Wednesday, December 19, 2007

Let's Not Confuse What Is Absolutely Basic With That Which Is Derived

John C. Wright:

Back when I was an atheist, I was not a materialist, because there seemed (to me, at least) to be insurmountable philosophical difficulties with the proposition that matter-in-motion was a complete explanation, or even an incomplete but satisfying one, for the mental life of men and animals.

Materialism is an idea, is it not? If materialism is true, at least one idea must be true, and I am aware of it. But if materialism is true, then the material brain-particles of which I am not aware, but which I hypothesize exist, are the real components of the thought, the only reality the thought has: and the thought itself, and my thoughts about the thought (such as my conclusion that it is true) have no necessary truth value.

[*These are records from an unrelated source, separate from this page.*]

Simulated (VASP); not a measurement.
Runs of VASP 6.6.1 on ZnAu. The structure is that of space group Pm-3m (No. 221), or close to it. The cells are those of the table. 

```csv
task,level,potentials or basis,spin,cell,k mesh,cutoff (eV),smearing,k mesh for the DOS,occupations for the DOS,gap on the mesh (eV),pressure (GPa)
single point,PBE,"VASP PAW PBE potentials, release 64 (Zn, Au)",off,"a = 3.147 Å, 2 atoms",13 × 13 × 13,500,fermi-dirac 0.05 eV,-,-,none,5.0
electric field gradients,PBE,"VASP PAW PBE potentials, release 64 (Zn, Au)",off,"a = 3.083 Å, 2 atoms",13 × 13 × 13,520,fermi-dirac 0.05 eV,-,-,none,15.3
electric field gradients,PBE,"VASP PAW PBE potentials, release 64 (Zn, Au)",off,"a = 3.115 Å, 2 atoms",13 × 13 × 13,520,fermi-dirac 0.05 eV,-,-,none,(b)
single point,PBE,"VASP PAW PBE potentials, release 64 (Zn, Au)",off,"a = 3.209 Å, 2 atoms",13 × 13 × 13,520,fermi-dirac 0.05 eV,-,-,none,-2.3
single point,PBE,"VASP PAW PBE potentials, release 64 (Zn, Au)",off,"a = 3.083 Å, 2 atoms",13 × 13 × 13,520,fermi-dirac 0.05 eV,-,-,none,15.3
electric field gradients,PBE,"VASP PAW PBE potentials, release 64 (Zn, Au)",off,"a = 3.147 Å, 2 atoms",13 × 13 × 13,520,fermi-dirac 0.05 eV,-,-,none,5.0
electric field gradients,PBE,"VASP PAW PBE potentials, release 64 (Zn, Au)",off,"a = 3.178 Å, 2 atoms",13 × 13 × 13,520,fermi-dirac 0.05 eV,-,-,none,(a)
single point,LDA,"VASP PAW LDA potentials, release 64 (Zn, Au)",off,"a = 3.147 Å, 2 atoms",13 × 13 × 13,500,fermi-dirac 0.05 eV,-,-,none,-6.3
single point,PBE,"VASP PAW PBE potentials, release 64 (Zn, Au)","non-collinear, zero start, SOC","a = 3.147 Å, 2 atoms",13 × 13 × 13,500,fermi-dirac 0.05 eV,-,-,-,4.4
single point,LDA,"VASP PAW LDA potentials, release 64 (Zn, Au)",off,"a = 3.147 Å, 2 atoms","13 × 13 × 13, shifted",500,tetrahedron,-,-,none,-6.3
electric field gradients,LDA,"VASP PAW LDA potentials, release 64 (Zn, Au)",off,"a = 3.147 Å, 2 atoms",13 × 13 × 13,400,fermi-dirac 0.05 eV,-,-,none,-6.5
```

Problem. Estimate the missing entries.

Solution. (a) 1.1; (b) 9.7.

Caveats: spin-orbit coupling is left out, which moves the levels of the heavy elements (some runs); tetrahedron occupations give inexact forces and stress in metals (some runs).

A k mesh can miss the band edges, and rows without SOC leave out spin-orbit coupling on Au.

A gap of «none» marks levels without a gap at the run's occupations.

In other words, by accepting materialism, I am accepting that the things I know directly and without reasonable doubt, without any interposing medium of sense impressions, i.e. my thoughts and my self-awareness, are an illusion or an epiphenomenon whose reality is open to question; but I am also accepting that theoretical particles that I have never seen, i.e. my brain-electrons, are the only reality whose reality I can firmly affirm.

It seems like I am giving up something I know for certain in exchange for a highly doubtful theory based on not a single fact or single bit of evidence about a group of entities whose existence I know only through deduction -- and yet deduction is a type of thinking.